Serving the Fullerton Community Since 1922

The Hornet

Fullerton College to host 21st annual Kwanzaa celebration

The FC Ethnic Studies Department and Umoja Program will co-host the 21st annual Kwanzaa celebration on Friday, Dec. 8 from 6 to 9 p.m. inside the Wilshire Auditorium.

The event’s special guest speaker will be Dr. Maulana Karenga, the founder of Kwanzaa. He is a professor and chair department of Africana studies at California State University, Long Beach.

Karenga is recognized as an influential figure who has had a long lasting impact on black intellectual and political culture since the 1960s. He has played a vital role in an extensive amount of accomplishments ranging from the Black Arts Movement, Black Studies, the Black Power Movement, and many more.

“I think [Dr. Maulana Karenga] is a visionary,” Antonio Banks, director of the FC Umoja Program said. “To be able to put forth a holiday, I don’t even know how you start a holiday. I think something like that takes vision and passion. He seems like he’s embodied those things.”

The event’s theme is Kuumba, which is one of the seven principles of Kwanzaa. The word means creativity, or more specifically, “to do always as much as we can, in the way we can, in order to leave our community more beautiful and beneficial than we inherited it.”

“Our goal with this entire event is to really higlight the role of art and creating a more beautiful community,” Arnetta Smith, professor of ethnic studies said.

“I really wanted to highlight the role of black artists and how art helps us move through the world. Art helps us heal from some of the oppression that we experience as black people living in the United States,” Smith said.

The Kwanzaa event is free for everyone to enjoy. Reception and food begins at 6 p.m. Meanwhile, the formal Kwanzaa program will begin at 7 p.m.

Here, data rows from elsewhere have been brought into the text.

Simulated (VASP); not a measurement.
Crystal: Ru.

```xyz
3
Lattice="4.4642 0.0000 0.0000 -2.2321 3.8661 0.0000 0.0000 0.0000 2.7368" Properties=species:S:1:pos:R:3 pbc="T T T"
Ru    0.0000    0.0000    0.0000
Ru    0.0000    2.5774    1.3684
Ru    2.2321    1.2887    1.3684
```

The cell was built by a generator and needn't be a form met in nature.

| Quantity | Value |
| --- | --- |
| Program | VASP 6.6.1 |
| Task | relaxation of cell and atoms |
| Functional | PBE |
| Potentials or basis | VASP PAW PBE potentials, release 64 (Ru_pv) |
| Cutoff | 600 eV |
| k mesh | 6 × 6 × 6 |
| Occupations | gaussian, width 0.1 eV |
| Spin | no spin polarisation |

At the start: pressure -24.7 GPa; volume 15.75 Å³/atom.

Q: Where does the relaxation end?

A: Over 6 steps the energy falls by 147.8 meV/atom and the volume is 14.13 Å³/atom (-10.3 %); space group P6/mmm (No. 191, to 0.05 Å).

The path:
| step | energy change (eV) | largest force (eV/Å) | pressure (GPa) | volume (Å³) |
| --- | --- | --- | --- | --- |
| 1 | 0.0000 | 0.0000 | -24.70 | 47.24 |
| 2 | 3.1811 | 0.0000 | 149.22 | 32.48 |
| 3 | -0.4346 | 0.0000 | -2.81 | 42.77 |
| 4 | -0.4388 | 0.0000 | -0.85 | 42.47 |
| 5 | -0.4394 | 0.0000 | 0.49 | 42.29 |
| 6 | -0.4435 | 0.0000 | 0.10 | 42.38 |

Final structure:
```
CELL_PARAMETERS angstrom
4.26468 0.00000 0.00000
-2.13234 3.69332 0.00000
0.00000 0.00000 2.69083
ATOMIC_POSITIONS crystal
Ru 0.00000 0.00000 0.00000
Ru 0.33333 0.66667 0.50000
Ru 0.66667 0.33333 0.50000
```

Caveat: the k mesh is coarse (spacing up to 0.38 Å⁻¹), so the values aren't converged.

Entertainment will include performances by the KIPP’s Academy of Opportunity Youth Drumline, students and faculty. Professor Ernest Bridges will be directing the Kwanzaa ceremony.

“I’m really looking forward to meeting Dr. Karenga,” Smith said. “I got my [bachelor’s degree] in African-American studies so I’ve been studying him for years. And now I’m teaching about him and his philosophy in some of my classes. So just being able to actually meet him and get the chance to interact with him, I’m excited.”